Only some of your records follow the model you describe.

For those that do, this works (using the code you posted to get the ‘IP1.Time’ and ‘IP1.Volt’ vectors):

Tsec = second(IP1.Time);                                                                % Convert To Seconds
Volts = IP1.Volt;                                                                       % Retrieve From Table
Voltsd = Volts - Volts(1);                                                              % Subtract Baseline Offset
VoltsL = Voltsd > 0.01;
Ix0 = find(Voltsd>0.01, 1, 'first');
fcn = @(b,x) b(1).*(1 - exp(b(2).*(x + b(3))));                                         % Model Equation
B = fminsearch(@(b) norm(Voltsd(VoltsL) - fcn(b,Tsec(VoltsL))), [1; -0.5; Tsec(Ix0);]); % Estimate Parameters
T50  = fzero(@(t) fcn(B,t) - 0.5*B(1), 1)                                               % Time At 50% Of Max
T90  = fzero(@(t) fcn(B,t) - 0.9*B(1), 1)                                               % Time At 90% Of Max
figure
plot(Tsec(VoltsL), Voltsd(VoltsL), '-')
hold on
plot(Tsec(VoltsL), fcn(B,Tsec(VoltsL)), '-r')
xl = min(xlim);
yl = min(ylim);
plot([xl T50], [1 1]*0.5*B(1),'--g', [1 1]*T50, [yl 0.5*B(1)],'--g')
plot([xl T90], [1 1]*0.9*B(1),'--c', [1 1]*T90, [yl 0.9*B(1)],'--c')
hold off
grid
xlabel('Time (s)')
ylabel('Volts')
text(T50, 0.5*B(1), sprintf('\\leftarrow 50%%: %4.1fV, %4.1fs', 0.5*B(1), T50), 'HorizontalAlignment','left', 'VerticalAlignment','middle')
text(T90, 0.9*B(1), sprintf('\\leftarrow 90%%: %4.1fV, %4.1fs', 0.9*B(1), T90), 'HorizontalAlignment','left', 'VerticalAlignment','middle')

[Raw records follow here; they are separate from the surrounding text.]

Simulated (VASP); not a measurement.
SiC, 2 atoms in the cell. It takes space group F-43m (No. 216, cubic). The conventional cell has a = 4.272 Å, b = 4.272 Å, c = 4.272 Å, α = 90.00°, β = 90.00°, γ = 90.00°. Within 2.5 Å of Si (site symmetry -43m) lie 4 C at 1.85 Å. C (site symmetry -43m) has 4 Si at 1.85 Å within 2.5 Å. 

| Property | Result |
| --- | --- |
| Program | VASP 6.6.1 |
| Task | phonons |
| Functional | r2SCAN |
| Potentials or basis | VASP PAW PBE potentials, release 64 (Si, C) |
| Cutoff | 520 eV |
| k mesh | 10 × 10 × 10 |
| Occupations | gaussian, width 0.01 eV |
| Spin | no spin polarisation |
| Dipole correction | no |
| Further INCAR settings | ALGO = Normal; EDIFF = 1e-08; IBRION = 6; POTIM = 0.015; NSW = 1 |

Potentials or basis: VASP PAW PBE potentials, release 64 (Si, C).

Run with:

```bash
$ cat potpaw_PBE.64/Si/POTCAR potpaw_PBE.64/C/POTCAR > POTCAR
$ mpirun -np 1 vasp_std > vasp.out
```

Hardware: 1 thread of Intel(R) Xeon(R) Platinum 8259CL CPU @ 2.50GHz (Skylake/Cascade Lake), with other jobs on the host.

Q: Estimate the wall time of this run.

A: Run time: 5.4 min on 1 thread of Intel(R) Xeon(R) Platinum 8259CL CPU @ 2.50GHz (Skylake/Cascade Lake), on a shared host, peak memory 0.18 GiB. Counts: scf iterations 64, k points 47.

Append my code to the code you posted to use it. I had to extract the times as seconds in order for the regression to work. It appears to g1ve good results, and estimates the time delay to onset (as ‘B(3)’) as well.

How to get time for 50%, 90% and 100% of a graph - 2019 07 19.png

Make appropriate changes to get the results you want.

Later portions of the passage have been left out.